Unlike textual terminology’s semasiological

approach which relies essentially on texts for

specialised vocabulary extraction (Buitelaar et al.

2005), (Daille et al. 2004), ontoterminology is based

on an onomasiological approach. It consists in first

defining the domain ontology and then identifying

the most suitable terms to denote the concepts (if

necessary, new normalised terms are proposed). Our

intention is not to compare the two approaches, their

goals remain different: the former focuses on

specialised vocabulary whereas the latter focuses on

conceptualisation. We should just bear in mind that

the lexical structure extracted from a corpus does not

match the conceptual structure directly defined by

experts using a formal language: “saying is not

modelling” (Roche 2007) (figures 1 and 2).

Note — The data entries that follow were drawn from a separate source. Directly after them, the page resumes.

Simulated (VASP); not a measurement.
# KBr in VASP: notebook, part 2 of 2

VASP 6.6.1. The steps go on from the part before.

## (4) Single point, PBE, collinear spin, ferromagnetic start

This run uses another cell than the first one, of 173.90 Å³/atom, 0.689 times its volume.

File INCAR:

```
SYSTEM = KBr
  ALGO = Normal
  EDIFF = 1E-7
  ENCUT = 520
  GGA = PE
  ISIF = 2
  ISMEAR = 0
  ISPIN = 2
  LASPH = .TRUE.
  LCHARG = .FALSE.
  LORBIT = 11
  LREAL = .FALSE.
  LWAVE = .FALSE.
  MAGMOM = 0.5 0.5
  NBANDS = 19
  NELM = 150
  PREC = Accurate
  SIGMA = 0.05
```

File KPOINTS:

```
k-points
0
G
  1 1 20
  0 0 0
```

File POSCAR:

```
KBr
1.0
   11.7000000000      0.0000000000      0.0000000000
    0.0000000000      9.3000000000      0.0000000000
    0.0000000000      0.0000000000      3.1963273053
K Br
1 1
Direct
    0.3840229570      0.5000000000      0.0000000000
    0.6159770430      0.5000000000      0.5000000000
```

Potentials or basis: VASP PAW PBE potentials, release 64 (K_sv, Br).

Building ontoterminology requires a dedicated

methodology from concept to term. Experts play a

key role for each step of the Ousia method

developed by the University of Savoie and

Ontologos corp. They began by identifying

concepts and their relationships. The result is a semi-

formal conceptual network where the part-of and is-

a relationships play a central role. This conceptual

network is defined using the SNCW tool (Semantic

Network Craft Workbench). There are few

constraints on the conceptual graph as a semi-formal

representation. It remains to formally define

concepts in an ontology. This step is performed

using the OCW environment (Ontology Craft

workbench). OCW is a software for building

ontology defined by specific differentiation (see

figure 2) (Roche 2001). The next step is to identify

the “specialised linguistic units” – which can be

extracted automatically from texts – and to define

them in natural language. The final step consists in

associating the terms with the concepts previously

defined.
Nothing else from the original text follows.